Across the Bay

Friday, April 11, 2008

Facts and Myths of the Syrian-Israeli Talks

Michael Young's latest is worth a read. Much of his points, puncturing many a trendy idiocy, have been raised here in the past:

[T]he rationale for Syrian-Israeli peace talks rests on a bed of myths. Syria's regime may be secular, but it has built long-term alliances mainly with Islamist regimes and groups, such as Iran, Hizbullah, and Hamas. When possible, as in the case of Fatah al-Islam, Syria has created or overseen militant Islamist groups, while Al-Qaeda operatives caught in Iraq will routinely describe their training and passage through Syria, usually via networks linked to the country's intelligence services. Given all this, the Assad regime's "secularism" seems irrelevant.

What about Syria's purported willingness to break off from Iran? Syrian officials have repeatedly affirmed that Iran is more than an ally; it is a strategic partner. However, optimists on Syrian-Israeli negotiations write this off as a Syrian bargaining step, a case of upping the ante before an eventual divorce from Tehran. In fact nothing suggests Syria is lying. Assad is wagering heavily that Iran will emerge as the regional superpower, which is precisely why he has been so willing to risk his Arab relationships lately in Tehran's favor. Logic, too, indicates a Syrian-Iranian split is not in the cards. Its close ties with Iran are what make Syria sought-after. If those ties disappear, Syria's sway would markedly decline.

Which brings us to the third issue: control over Hizbullah. A sudden downgrading of the Syrian-Iranian relationship would indeed leave Damascus with little regional sway, except if one thing happens: Syria returns its soldiers to Lebanon, taking the clock back to where it was before 2005. Israel would have no problems with this, and was never enthusiastic about the so-called Cedar Revolution. The only thing is, the Israelis forget that Hizbullah built up its vast weapons arsenal under Syria's approving eye. Far from imposing its writ on Hizbullah in order to eventually disarm the group, Syria has every incentive to keep the Hizbullah threat alive as leverage so that it remains indispensable.

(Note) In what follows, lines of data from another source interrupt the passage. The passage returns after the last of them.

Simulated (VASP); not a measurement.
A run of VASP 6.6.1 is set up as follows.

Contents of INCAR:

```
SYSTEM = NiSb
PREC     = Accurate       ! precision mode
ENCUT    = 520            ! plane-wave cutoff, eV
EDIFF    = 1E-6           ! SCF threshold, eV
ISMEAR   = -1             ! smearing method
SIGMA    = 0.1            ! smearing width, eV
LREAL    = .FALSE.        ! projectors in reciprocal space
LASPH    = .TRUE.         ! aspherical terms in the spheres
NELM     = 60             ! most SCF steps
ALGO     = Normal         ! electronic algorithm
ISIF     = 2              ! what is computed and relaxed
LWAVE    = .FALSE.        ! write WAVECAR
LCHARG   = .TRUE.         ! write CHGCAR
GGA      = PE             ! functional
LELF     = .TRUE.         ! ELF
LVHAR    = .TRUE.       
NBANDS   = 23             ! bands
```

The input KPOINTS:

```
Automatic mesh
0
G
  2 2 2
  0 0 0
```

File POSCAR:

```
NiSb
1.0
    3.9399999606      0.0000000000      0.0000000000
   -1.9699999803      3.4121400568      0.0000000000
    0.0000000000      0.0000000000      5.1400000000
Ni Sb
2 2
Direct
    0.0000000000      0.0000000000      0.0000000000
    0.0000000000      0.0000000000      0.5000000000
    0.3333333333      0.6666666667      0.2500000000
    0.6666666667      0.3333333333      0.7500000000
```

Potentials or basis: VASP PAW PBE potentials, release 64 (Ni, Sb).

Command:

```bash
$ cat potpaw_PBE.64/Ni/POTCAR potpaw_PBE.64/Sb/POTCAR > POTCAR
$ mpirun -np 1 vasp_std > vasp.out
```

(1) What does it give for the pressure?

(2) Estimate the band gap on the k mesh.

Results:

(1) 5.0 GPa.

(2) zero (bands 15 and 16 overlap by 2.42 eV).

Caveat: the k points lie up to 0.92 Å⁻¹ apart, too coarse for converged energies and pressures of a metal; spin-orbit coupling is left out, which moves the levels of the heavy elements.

That leads us to an obvious but seldom considered truth. Syria will not engage in serious negotiations with Israel unless it first manages to reimpose its hegemony in Lebanon. Without Lebanon in hand, Damascus has no real cards to play when haggling with the Israeli government, which has already demanded as a precondition for peace talks that Syria end its affiliation with Iran, Hamas and Hizbullah.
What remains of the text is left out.